A recurrent theme in her work include the lives of Jewish women and girls and Jewish tradition in the face of modernity.

Kadya Molodowsky, the author of Yiddish children’s poems that were very popular in pre-war Poland, also wrote acclaimed poetry for adults. Among the recurrent themes in her work were the lives of Jewish women and girls and Jewish tradition in the face of modernity.

For Mother’s Day, we bring you two poems she wrote in 1925 about her mother, both translated into English by Kathryn Hellerstein in her book, Paper Bridges: Selected Poems of Kadya Molodowsky.
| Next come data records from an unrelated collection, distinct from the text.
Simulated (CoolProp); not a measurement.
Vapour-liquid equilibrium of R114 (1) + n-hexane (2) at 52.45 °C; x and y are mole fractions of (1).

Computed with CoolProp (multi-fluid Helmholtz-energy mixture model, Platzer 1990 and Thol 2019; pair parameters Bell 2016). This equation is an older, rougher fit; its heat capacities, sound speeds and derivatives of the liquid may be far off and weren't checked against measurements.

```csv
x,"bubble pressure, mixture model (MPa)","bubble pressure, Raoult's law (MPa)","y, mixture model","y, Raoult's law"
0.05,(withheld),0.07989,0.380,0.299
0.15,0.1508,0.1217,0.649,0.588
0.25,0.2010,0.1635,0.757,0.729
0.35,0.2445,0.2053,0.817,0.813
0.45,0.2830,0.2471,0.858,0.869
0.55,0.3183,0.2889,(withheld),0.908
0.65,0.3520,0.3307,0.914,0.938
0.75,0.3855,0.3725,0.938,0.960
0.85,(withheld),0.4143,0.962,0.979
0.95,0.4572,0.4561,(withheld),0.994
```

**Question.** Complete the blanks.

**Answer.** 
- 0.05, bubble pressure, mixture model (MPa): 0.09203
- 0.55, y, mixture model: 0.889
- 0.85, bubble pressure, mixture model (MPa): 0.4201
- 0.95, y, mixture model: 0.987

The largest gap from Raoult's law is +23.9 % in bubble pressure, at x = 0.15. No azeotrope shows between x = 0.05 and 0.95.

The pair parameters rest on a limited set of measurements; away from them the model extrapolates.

In a tribute to the poet, the Jewish women’s magazine Lillith published an article by Yiddish literature scholar Sheva Zucker that includes the poems in the original Yiddish, the English transliteration and a short biography of the poet. If you understand Yiddish, you can hear Zucker reading other poems about mothers at her blog “Candles of Song.”

 

Women-Poems

by Kadya Molodowsky

The women of our family will come to me in dreams at night and say:
Modestly we carried a pure blood across generations,
Bringing it to you like well-guarded wine from the kosher
Cellars of our hearts.
And one woman will say:
I am an abandoned wife, left when my cheeks
Were two ruddy apples still fixed on the tree,
And I clenched my white teeth throughout lonely nights of waiting.
And I will go meet these grandmothers, saying:
Like winds of the autumn, your lives’
Withered melodies chase after me.
And you come to meet me
Only where streets are in darkness,
And where only shadows lie:
And why should this blood without blemish
Be my conscience, like a silken thread
Bound upon my brain,
And my life a page plucked from a holy book,
The first line torn?

VIII

Nights when I’m awake
And one by one my past days come
To place themselves before my eyes,
My mother’s life come to me.
And her emaciated hands
Wrapped in modest nightgown sleeves
Are like a God-fearing script on white parchment
And the words of Hamapil are angry
Like fiery coals quenched by her quiet plea,
And they shrivel her mouth
Like a withered plum.
And her tears come drop by drop like a stingy drizzle.

And now that I myself am a woman,
And walk, clad in brown silk
With my head bare
And my throat naked,
And now that my own life’s misfortune has hunted me down
Like a crow falling upon a chick,
Often my room is lit up all night,
And I hold my hands, reproaches, over my head,
And my lips recite a quiet, simple
Plea to God.
And tears come drop by drop like a stingy drizzle.